On Oct. 25, the Lewis & Clark Board of Trustees approved a 4.75% increase in tuition for the upcoming 2020-21 academic year, along with a 2% increase in room and 3% increase in board. This totals to an approximate 4% increase in total cost of attendance. This will be the first time in history that LC’s cost of attendance will exceed $70,000.
Chair of the Board of Trustees and LC alumna Stephanie Fowler ’97 spoke on the reasoning for these increases.
“The goal is to minimize the increase and keep the school functioning,” Fowler said.
Comparatively, for the 2019-20 academic year, tuition increased by 3.5%, room by 5% and board by 3%, totaling to around 4%.

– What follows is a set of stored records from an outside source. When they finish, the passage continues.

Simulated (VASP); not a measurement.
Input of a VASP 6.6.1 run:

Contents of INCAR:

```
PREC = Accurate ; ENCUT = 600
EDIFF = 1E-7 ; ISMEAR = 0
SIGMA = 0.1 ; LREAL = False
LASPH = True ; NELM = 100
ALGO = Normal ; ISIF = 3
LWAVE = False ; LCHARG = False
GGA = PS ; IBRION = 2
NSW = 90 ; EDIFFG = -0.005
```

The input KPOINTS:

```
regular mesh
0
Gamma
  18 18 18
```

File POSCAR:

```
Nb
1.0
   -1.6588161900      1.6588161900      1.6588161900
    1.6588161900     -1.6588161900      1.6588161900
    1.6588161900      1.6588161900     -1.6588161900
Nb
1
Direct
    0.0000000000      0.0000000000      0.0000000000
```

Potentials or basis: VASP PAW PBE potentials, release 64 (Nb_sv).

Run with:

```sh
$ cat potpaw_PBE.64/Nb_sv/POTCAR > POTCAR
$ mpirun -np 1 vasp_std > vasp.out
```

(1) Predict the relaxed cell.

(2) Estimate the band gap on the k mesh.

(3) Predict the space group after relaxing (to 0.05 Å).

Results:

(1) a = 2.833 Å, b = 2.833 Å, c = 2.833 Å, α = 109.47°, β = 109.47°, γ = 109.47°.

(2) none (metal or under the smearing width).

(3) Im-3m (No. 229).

According to Interim Vice President for Business & Finance/Treasurer Andrea Dooley, the annual percent increase for comparable institutions, such as University of Puget Sound, Willamette University or Reed College, sits around this 4% line. With these tuition increases, LC aims to maintain its competitive position in relation to similar institutions.
The sticker price will increase from $68,890 for the 2019-20 academic year to $71,692 for the 2020-21 academic year, although the financial impact varies by student depending on their demonstrated need. LC’s discount rate, the price students pay after receiving financial aid, is about 50%.
“Students who have no demonstrated financial need will probably end up paying, sort of, this incremental amount,” Dooley said. “Students that have a high level of demonstrated need, their financial aid would likely increase to cover the full amount. And then there’s, you know, a large group in the middle where they have some financial need, and their aid would be expected to kind of move proportionally.”
Along with considering the rates of other colleges, the Strategic Enrollment Management (SEM) Steering Committee, the body tasked with making these recommendations, welcomed feedback from students and families.
“The feedback was that, although our pricing is in line (with comparable colleges), that maybe our facilities aren’t quite comparable,” Dooley said. “And so, kind of what we took away from that piece of feedback was that we wanted to try and keep the room and board increases as low as we could.”
In her tenure as Board chair, Fowler hopes to increase the communication between the Board and students and faculty. This was the first year that the Associated Students of Lewis & Clark (ASLC) were informed about the then proposed tuition increases prior to the Board meetings.
Two ASLC members, President Helen Hitz ’21 and Community Service & Relations Coordinator Mikah Bertelmann ’21, were the student representatives at the Board meetings. According to Hitz, members of ASLC were able to understand why these increases are necessary.
“We want to pay faculty and we want to put money to places that are going to support student life,” Hitz said. “And so I think the general consensus was that we understand and we see where it’s coming from and are supportive of the recommendation as well.”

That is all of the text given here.